Passage:
Isaiah 45:18-23; Acts 4:1-12
In Isaiah 44:9-20 the prophet describes a man cutting a piece of wood in two. The man painstakingly shapes one half of the
wood into a beautiful image. He kneels before
the image and prays to it. He then
proceeds to light the remaining half on fire and roast hot dogs and
marshmallows over it. Kosher hot dogs,
presumably. This, says Isaiah,
illustrates the folly of idolatry. People
repeatedly turn to the fleeting, flawed and failing stuff of earth for
salvation. None of it – no created thing
– can save. In the Hebrew Old Testament,
the word pesel (“idol”) is almost
invariably paired with the word bal, which
is often translated “worthless” or “vain”, but means, literally, “not”. It’s a word that evokes an absence or
failure. In other words, God identifies
all the substitutes to which people turn as “not-God”. In his next
chapter, Isaiah adds this word:
…there is no God apart from me, a righteous
God and a Savior; there is none but me.
Nothing
can do what God does.
This is
an unpopular stance. At a sentimental
level we don’t like it because we don’t want to admit that the objects of most
of our ambitions and affections will ultimately get us nowhere. At a cultural or political level it’s
offensive to claim that only one deity bearing only one name is the one route
to eternal salvation. It’s exclusive and
elitist.
Unless
it’s true.
Centuries
after Isaiah recorded God’s controversial words, the disciples of Jesus find
themselves embroiled in more controversy.

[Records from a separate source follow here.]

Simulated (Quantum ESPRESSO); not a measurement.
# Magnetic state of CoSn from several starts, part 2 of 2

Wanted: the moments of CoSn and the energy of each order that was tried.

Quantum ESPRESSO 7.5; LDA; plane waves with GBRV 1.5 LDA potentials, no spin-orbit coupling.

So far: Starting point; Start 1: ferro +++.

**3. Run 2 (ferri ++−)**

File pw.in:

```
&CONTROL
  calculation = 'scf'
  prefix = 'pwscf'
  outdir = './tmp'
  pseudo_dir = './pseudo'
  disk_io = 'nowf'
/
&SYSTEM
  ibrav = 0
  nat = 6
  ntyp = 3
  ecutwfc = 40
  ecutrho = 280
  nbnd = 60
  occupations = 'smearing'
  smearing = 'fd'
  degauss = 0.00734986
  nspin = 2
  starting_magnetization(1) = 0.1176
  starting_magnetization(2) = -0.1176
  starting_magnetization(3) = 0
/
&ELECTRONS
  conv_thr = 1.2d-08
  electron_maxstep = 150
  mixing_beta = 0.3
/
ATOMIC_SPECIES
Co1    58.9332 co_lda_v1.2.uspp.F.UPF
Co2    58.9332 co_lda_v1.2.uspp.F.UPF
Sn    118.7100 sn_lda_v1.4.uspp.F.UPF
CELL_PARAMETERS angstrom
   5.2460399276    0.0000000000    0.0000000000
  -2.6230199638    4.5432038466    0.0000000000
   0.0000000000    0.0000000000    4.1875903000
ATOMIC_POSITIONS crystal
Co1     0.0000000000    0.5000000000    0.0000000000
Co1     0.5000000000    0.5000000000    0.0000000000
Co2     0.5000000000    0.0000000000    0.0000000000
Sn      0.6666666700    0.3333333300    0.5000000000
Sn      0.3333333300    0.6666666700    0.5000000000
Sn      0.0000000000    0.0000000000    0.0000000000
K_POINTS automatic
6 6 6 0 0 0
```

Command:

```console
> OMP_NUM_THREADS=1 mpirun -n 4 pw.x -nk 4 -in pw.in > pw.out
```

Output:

On their way out of church, Peter and John are accosted by a
panhandler. The man is disabled; when he
asks the apostles for money, they say, “We have none. But we can give you something else: in the
name of Jesus Christ of Nazareth, walk.”
The man does so. News of the
healing spreads; the religious authorities grab Peter and John and demand to
know “by whose name or by what power” the healing occurred. Peter says,
It is by the name of Jesus Christ of
Nazareth, whom you crucified but whom God raised from the dead, that
this man stands before you healed.
Then he
adds,
Salvation is found in no one else, for there
is no other name under heaven given to mankind by which we must be saved. (Acts 4:10, 12)
No
other name than Jesus – the only Jesus of Nazareth, risen and ascended. Jesus – “Yeshua” – whose name means, the Lord saves.
At the
heart of Christianity is this conviction: there
is no other name by which we can be saved.
Exclusive? Of course. But if Jesus is indeed the embodiment of the
one true God, then it’s a waste of time looking for your salvation anywhere
else. Money; sex; food; politics? Isaiah says, “Use your head. Each one of these things is as temporal as
you are. How can you be saved by something
that, like you, will one day be reduced to its constituent elements?” Turn to the only one – the only name – that can
truly save. The only one who conquered
death and promises to share his resurrection.
Jesus, whose very name is salvation.